Broker account affecting scholarships?

I’m currently a rising junior in high school. Recently, my dad thought that it would be a good idea to open a broker account for me. I would like to if opening a broker account under my name would affect my chances of getting scholarships? Thanks.

It depends what type of scholarships they are. Merit scholarships: no affect. Need-based and hybrid merit/need-based scholarships: possibly, but it’s impossible to say to what degree without having details about your overall financial situation.

Wait – are you saying that if having a broker account under your name affects your chances of getting scholarships, you would like to open an account under your name? Affect in what way - good or bad? And until you’re 18, you can’t open a broker account in your name. It would have to be opened as a trust account or as a UTMA/UGMA account.

@spectre729

Could you please explain your post?

It is very possible that having a brokerage account in YOUR name only could affect your need based aid awards…it could be less. But really…more details needed.

  1. Are you only applying to colleges that meet full need for all accepted students?
  2. What is your parent annual income? It’s very possible you won’t qualify for much need based aid anyway..depending on their income.

I will add…that if they have money kicking around to open a brokerage account for you, you are likely not low income…right?

  1. How much will be in this brokerage account?
  2. Are you over age 18...as noted, this can’t be in your name only if you are under 18.
  3. Why do your parents want to do this?

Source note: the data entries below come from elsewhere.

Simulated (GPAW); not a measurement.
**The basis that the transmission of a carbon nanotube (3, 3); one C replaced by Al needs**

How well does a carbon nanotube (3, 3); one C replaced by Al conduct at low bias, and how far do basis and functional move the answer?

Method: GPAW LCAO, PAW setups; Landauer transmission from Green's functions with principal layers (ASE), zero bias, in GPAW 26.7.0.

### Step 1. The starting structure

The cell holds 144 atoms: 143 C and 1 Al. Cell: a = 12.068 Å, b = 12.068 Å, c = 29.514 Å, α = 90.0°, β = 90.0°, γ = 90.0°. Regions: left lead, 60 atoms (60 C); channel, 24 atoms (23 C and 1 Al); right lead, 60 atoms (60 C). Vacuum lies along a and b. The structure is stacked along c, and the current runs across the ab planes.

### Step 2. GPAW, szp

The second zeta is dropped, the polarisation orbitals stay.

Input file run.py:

Really, if your dad is opening a brokerage account under your name, it isn’t likely you will be on the hunt for FA? Lots of parents have their kid start a Roth for sure. If it is a Roth he just opened, that isn’t a big chunk due to limits. As always, have the money talk with your parents before hitting the internet. They can be surprisingly helpful.

For pure merit scholarships, no. However, if you are looking for financial aid, yes, it can. Any assets in a student’s name are assessed at 20% towards the FAFSA EFC vs ~6% for parental assets.